TheWineRambler "A German wine label is one of the things life's too short for" - Kingsley Amis



About the Wine Rambler

The Wine Rambler was born out of curiosity and love for wine. We are a non-commercial guide to, mostly but not exclusively, German wine. Amongst others, you will also find Austrian, French and English wines here, and whatever else we enjoy drinking.

The Wine Rambler brings you tasting notes (or rather wine stories as we believe there is so much more to a wine than just a paragraph of sensory impressions), background stories, interviews, reviews of wine related products and wine merchants, wine and food pairings, reports from wine events we attend and a range of miscellaneous things.

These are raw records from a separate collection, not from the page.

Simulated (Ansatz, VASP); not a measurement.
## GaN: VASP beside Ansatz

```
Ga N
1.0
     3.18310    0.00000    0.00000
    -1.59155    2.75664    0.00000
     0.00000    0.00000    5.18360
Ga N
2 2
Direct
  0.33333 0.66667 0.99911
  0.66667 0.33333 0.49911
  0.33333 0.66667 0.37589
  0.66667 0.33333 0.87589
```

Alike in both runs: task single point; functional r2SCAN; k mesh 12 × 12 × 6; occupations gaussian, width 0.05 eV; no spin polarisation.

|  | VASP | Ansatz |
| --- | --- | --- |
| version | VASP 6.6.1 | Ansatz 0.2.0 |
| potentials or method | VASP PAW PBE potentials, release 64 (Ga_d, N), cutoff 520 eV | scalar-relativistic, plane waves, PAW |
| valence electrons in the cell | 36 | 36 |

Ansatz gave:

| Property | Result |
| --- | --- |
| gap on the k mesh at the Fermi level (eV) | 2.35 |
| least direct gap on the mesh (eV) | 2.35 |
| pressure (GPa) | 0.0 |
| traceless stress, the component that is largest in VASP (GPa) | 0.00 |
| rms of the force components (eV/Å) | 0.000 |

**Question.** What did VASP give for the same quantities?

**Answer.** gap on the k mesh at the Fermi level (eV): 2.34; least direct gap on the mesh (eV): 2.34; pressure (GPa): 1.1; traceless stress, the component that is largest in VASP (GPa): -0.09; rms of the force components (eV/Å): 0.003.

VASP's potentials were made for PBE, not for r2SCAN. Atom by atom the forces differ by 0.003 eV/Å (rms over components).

Writing from the UK and Germany, we bring together both local and international perspectives on a wine country that is much more diverse and fun than most people realise. This seems to be particularly true of Kingsley Amis, who in 'Everyday Drinking' remarked: A German wine label is one of the things life's too short for, a daunting testimony to that peculiar nation's love of detail and organization.

Ramblers We

Once upon a time two friends lived in the town of Munich. Their names were Julian and Torsten. Every once in a while they met over wine and food to ramble on about this and that - until one day Torsten moved away, across the sea to the town of London. So all that was left was to share the occasional virtual drink and ramble. And after doing this via email for two years, in 2009 a good bottle of Riesling gave birth to The Wine Rambler.

So here we are, all about, to quote the late great Townes Van Zandt, 'lots of booze and lots of rambling'. We do not believe in arguing whether a particular wine should be rated 84/100 or 85+, and many of the formulaic aspects of wine trade and writing do bore us to tears. Wine should be about the enjoyment.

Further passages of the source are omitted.